In [1]:
# Import necessary Library
import numpy as np
import random
import os
import sys
from FPU import cmul, cadd
from utils import read_binary, binary_to_fp16, store_binary, generate_fp16

In [2]:
def generate_matrix(rows, cols, complex=False, seed=123):
    """
    Generate an (rows x cols) matrix using generate_fp16().
    """
    vec = generate_fp16(size=rows * cols, complex=complex, seed=seed)
    mat = []
    idx = 0
    for _ in range(rows):
        row = []
        for _ in range(cols):
            row.append(vec[idx])
            idx += 1
        mat.append(row)
    return mat

def matmul(A_mat, B_mat, use_complex=True):
    """
    Multiply A(MxK) by B(KxN) column-by-column.
    For each column of B, produce the corresponding column of C.
    Complex multiply/add uses cmul and cadd.

    Args:
        A_mat: list of list of elements (real or [re, im])
        B_mat: list of list of elements (real or [re, im])
        use_complex: True if A and B are complex-valued

    Returns:
        C_mat: list of list, same format as A/B (real or complex),
               with shape MxN
    """
    M = len(A_mat)
    K = len(A_mat[0])
    N = len(B_mat[0])

    print(M, K, N)

    C_mat = []
    for i in range(M):
        # initialize each row as empty list
        C_mat.append([])

    for col in range(N):
        # process one column of B at a time
        for i in range(M):
            if use_complex:
                acc = [np.float16(0.0), np.float16(0.0)]
                for k in range(K):
                    prod = cmul(A_mat[i][k], B_mat[k][col])
                    acc = cadd(acc, prod)
                C_mat[i].append([np.float16(acc[0]), np.float16(acc[1])])
            else:
                acc = np.float16(0.0)
                for k in range(K):
                    acc = np.float16(acc + np.float16(A_mat[i][k] * B_mat[k][col]))
                C_mat[i].append(np.float16(acc))
    return C_mat

def flatten_matrix_row_major(mat, complex=False):
    """
    Row-major flatten:
        index(A[i][j]) = i*cols + j
    For complex=True, each element is [re, im] (np.float16).
    """
    flat = []
    for row in mat:
        for x in row:
            flat.append(x)
    return flat

def flatten_matrix_col_major(mat, complex=False):
    """
    Column-major flatten:
        index(A[i][j]) = j*rows + i
    For complex=True, each element is [re, im] (np.float16).
    """
    flat = []
    rows = len(mat)
    cols = len(mat[0])

    for c in range(cols):
        for r in range(rows):
            flat.append(mat[r][c])
    return flat

# Single PE

## Vector Vector Multiplication

In [100]:
M = 1   # Rows in A
K = 128   # Cols in A / Rows in B
N = 1   # Cols in B
use_complex = True  # Set False for real-valued matmul

A_mat = generate_matrix(M, K, complex=use_complex, seed=101)
B_mat = generate_matrix(K, N, complex=use_complex, seed=202)

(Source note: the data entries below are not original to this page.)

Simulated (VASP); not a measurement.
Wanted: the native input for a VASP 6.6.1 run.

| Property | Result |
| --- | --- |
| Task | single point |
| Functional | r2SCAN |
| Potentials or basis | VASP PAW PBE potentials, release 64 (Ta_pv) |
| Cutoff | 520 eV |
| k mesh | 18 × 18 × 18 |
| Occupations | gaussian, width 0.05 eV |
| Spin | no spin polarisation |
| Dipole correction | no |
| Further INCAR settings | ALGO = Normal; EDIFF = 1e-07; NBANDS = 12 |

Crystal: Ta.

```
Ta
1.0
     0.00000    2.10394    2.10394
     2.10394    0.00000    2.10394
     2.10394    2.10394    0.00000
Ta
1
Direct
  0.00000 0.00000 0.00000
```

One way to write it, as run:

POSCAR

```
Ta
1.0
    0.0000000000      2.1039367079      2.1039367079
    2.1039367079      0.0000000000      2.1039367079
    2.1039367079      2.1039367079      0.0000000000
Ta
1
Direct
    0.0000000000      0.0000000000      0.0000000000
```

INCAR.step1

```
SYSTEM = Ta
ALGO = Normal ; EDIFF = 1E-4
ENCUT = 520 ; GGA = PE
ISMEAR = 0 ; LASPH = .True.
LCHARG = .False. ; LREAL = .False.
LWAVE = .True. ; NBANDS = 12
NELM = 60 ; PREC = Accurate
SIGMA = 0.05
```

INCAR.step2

C_mat = matmul(A_mat, B_mat, use_complex=use_complex)

1 128 1


In [97]:
A_flat_row = flatten_matrix_row_major(A_mat, complex=use_complex)
B_flat_col = flatten_matrix_col_major(B_mat, complex=use_complex)
C_mat

[[[-22.42, 45.88]]]

In [63]:
A_flat_row = flatten_matrix_row_major(A_mat)
store_binary(A_flat_row, "../PE/DATA/mm_input.txt")
store_binary(B_flat_col, "../PE/DATA/mm_weight.txt")
store_binary(C_mat[0], "../PE/DATA/mm_output.txt")

In [117]:
B_mat[0]

[[1.292, 0.9346], [0.2283, -0.4058]]

## Vector & Two column Multiplication in the single PE

In [3]:
M = 1   # Rows in A
K = 128   # Cols in A / Rows in B
N = 2   # Cols in B
use_complex = True  # Set False for real-valued matmul

A_mat = generate_matrix(M, K, complex=use_complex, seed=101)
B_mat = generate_matrix(K, N, complex=use_complex, seed=202)

C_mat = matmul(A_mat, B_mat, use_complex=use_complex)

A_flat_row = flatten_matrix_row_major(A_mat, complex=use_complex)
B_flat_col = flatten_matrix_col_major(B_mat, complex=use_complex)
C_flat_col = flatten_matrix_row_major(C_mat, complex=use_complex)

1 128 2


In [93]:
C_mat

[[[-10.57, 81.3], [0.8574, 57.66]]]

In [84]:
C_flat_col

[[-10.57, 81.3], [0.8574, 57.66]]

In [76]:
store_binary(A_flat_row, "../PE/DATA/mm2_input.txt")
store_binary(B_flat_col, "../PE/DATA/mm2_weight.txt")
store_binary(C_flat_col, "../PE/DATA/mm2_output.txt")

# Multiple PE

# Vector Matrix Multiplication (each row of PE array)

In [3]:
# For B Matrix, two column go to each PE

M = 1       # Rows in A
K = 128     # Cols in A / Rows in B
N = 22      # Cols in B
use_complex = True  # Set False for real-valued matmul

A_mat = generate_matrix(M, K, complex=use_complex, seed=101)
B_mat = generate_matrix(K, N, complex=use_complex, seed=202)

print(len(A_mat), len(A_mat[0]))
print(len(B_mat), len(B_mat[0]))

1 128
128 22


In [4]:
C_mat = matmul(A_mat, B_mat, use_complex=use_complex)

C_mat

def save_Cmat_outputs(C_mat, out_dir="../PE/DATA"):
    """
    Split C_mat (M x N) into 11 PE outputs.
    Each PE gets 2 consecutive columns concatenated together.
    For PE i, output format:
        [col0 (M), col1 (M)]
        => length = 2*M
    """
    M = len(C_mat)             # rows
    N = len(C_mat[0])          # cols
    assert N == 22, "C_mat must have 22 columns (for 11 PEs)."
    num_PEs = N // 2

    for pe in range(num_PEs):
        c0 = 2 * pe
        c1 = 2 * pe + 1

        # Extract two columns
        col0 = [C_mat[r][c0] for r in range(M)]
        col1 = [C_mat[r][c1] for r in range(M)]

        # Concatenate (no zero padding)
        payload = col0 + col1   # length = 2*M

        # Save file
        out_path = f"{out_dir}/mm_{pe}_output.txt"
        store_binary(payload, out_path)

save_Cmat_outputs(C_mat)

1 128 22


In [5]:
# Assumptions:
# - B_mat is a K x N 2D list
# - Each element is either:
#     (a) real-valued: a float (use_complex=False), or
#     (b) complex-valued: [re, im] pair (use_complex=True)
# - store_binary(vec, path) writes a 1D list `vec` to `path`
# - N == 22 so there are 11 PEs, and each PE gets two consecutive columns.

def save_Bmat_as_weights_for_PEs(B_mat, use_complex=True, out_dir="../PE/DATA"):
    """
    Split B_mat (K x N) into 11 PE weight files.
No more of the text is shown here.